When it's your fault, it's your fault. When it's our fault, it's your fault.
New York Times: The Capitol attack wasn’t a ‘false flag.’ G.O.P. officials continue to spread the theory anyway.
In the hours after supporters of President Donald J. Trump engaged in a violent assault on the U.S. Capitol, some Republicans began advancing a fantastical alternative theory: that the attack was actually led by far-left activists trying to frame Republicans.
The outlandish claims have been widely discredited by the authorities, and some of the faces in the Capitol crowd were recognizable right-wing figures. The numerous arrests since the assault have overwhelmingly involved devoted Trump supporters and far-right adherents. But despite the clear evidence, the so-called false flag theory continues to persist in Republican circles.
Last week, the Oregon Republican Party passed a resolution falsely claiming that there was “growing evidence that the violence at the Capitol was a ‘false flag’ operation designed to discredit President Trump, his supporters and all conservative Republicans.” Bill Currier, the chairman of the Oregon Republican Party, said in a video discussion that state party officials were working with counterparts across the country to “coordinate our messaging” around the Capitol attack, the response to it and the continuing efforts to impeach the president.
Mr. Currier said other states would be adopting similar resolutions. “There will be many states doing this,” Mr. Currier said. “We’re not the only ones.”
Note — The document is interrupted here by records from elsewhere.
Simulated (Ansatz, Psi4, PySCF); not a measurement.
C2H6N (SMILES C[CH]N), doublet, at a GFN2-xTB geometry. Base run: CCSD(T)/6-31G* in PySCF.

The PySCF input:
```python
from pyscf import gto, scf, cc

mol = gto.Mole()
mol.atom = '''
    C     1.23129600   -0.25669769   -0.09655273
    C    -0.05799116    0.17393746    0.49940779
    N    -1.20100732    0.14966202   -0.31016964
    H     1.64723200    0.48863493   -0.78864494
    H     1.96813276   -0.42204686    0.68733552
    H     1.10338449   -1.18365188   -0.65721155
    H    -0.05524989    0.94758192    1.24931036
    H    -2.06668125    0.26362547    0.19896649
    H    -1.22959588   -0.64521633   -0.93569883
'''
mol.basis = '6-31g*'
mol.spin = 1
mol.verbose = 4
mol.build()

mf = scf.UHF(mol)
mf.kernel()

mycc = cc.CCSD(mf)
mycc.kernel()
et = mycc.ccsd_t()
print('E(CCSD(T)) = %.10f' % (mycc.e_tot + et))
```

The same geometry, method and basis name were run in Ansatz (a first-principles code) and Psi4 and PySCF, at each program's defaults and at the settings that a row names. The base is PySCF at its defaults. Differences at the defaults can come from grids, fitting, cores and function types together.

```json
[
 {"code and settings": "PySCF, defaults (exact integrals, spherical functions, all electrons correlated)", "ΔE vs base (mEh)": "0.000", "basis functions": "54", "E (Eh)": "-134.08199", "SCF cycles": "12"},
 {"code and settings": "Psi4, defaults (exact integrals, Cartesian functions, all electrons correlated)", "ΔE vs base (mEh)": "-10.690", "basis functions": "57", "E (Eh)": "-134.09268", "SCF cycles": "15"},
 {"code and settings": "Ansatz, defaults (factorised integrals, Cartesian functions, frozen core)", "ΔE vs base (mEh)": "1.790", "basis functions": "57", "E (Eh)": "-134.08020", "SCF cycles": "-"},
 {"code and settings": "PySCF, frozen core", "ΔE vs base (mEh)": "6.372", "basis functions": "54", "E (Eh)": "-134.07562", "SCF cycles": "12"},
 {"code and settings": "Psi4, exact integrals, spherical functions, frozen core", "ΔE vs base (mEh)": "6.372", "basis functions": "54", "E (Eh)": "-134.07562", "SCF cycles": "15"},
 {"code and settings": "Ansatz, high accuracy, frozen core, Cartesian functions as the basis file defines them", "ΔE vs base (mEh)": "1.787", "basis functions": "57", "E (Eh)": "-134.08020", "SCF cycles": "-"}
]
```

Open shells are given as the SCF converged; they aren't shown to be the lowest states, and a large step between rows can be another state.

In Wyoming, the state Republican Party issued a statement claiming without evidence that leftist groups may be poised to “engage in preplanned violent acts so that the Republican Party can be blamed.”
The deflection comes as Republican officials have increasingly embraced conspiracy theories, often stoked by Mr. Trump or his allies. Rudolph W. Giuliani, Mr. Trump’s lawyer, has advanced conspiracy ideas about the Capitol attack, saying the riot was “preplanned” in “an attempt to slander Trump.”